The United Nations said on Sunday the rising conflict is causing "more suffering" across the violence-wracked country as it called for continuous financial aid. Biden has insisted, however, that it is time for U.S. involvement in the war to end and for Afghans to chart their own future.
The war in Afghanistan began under Bush after the Sept. 11, 2001 attacks on the United States. Washington gave Taliban leader Mullah Omar an ultimatum: hand over al-Qaida leader Osama bin Laden and dismantle militant training camps or prepare to be attacked.
Omar refused, and a U.S.-led coalition launched an invasion in October. The withdrawal of U.S. and NATO troops set in motion earlier this year by current President Joe Biden is now nearing completion.
Taliban fighters have been surging through district after district, taking control of large swaths of the country.

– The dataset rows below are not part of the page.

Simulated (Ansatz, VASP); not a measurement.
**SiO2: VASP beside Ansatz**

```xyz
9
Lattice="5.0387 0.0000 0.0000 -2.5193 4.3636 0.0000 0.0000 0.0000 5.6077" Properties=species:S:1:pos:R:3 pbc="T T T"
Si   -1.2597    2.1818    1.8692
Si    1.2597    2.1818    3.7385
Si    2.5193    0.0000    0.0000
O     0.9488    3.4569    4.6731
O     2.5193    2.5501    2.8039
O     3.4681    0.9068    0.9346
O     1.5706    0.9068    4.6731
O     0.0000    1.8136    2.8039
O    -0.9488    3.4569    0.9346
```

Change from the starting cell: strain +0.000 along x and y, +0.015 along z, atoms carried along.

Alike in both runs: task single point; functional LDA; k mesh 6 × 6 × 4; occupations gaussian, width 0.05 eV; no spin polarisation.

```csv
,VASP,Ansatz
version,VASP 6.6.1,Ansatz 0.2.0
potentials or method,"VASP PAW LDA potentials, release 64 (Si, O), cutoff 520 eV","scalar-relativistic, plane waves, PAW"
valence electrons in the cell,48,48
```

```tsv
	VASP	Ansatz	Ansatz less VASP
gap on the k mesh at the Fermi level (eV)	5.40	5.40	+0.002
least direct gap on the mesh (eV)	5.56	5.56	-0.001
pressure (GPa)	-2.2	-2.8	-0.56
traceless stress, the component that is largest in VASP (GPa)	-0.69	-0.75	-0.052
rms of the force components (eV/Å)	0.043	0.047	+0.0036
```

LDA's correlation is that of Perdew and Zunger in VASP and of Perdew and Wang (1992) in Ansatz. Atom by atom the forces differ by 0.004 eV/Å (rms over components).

During the Taliban’s rule in the late 1990s, women were largely confined to their homes, and girls had no access to education. However, there was no mass violence against girls and women.
"I'm sad,” Bush said. "Laura (Bush) and I spent a lot of time with Afghan women, and they're scared. And I think about all the interpreters and people that helped not only U.S. troops but NATO troops, and it seems like they're just going to be left behind to be slaughtered by these very brutal people. And it breaks my heart."